Lot Essay
Fanny Guillon-Laffaille will include this work in the forthcoming supplement to her Raoul Dufy catalogue raisonné.
Dufy's fascination with the races was inspired by his collaboration with the fashion designer Paul Poiret, who in 1909 commissioned the artist to create the stationery for his house and the textile patterns used in fabrics and garments. Poiret's signature dresses were flamboyantly sported by the ladies attending the races in Paris, Nice, Deauville, and, of course, the even more fashionable English race courses at Epsom and Ascot.

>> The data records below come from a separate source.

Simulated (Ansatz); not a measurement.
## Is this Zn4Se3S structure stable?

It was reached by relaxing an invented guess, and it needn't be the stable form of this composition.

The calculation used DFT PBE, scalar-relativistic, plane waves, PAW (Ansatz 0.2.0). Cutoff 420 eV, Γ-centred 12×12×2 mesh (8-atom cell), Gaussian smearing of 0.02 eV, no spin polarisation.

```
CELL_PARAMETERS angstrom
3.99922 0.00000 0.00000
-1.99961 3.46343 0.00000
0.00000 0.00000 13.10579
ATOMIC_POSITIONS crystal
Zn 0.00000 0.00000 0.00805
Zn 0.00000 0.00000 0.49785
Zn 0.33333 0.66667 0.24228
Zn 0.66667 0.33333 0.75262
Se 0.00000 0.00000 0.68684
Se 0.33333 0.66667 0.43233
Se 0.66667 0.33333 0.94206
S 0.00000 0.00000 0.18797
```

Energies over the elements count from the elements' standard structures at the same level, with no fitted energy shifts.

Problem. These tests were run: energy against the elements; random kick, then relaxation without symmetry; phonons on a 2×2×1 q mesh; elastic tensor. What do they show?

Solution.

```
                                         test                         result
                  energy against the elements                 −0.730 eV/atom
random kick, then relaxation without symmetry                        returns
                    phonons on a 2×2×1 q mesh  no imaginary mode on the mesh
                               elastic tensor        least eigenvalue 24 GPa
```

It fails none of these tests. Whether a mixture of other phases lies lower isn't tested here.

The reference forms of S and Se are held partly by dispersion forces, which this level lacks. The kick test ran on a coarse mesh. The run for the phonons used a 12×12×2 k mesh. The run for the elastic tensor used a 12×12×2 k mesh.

Dufy had experimented with the subject of horse races as early as 1913. His first paddock works were highly stylised watercolours, focusing on the audience of élégantes, dandies and jockeys attending the courses at Deauville. In the 1920s, his attention to the public's attire grew stronger and he dedicated a series of gouaches to Poiret's models (Les mannequins de Poiret), whom he captured in still, frieze-like compositions, influenced by 1920s fashion advertising. In the 1930s, with his discovery of the race courses at Epsom and Ascot, Dufy's compositions encapsulated these characters in more ambitious scenes, as in the present work, through the extravagant depictions of the Epsom lawn, filled with activity, vibrancy and colour.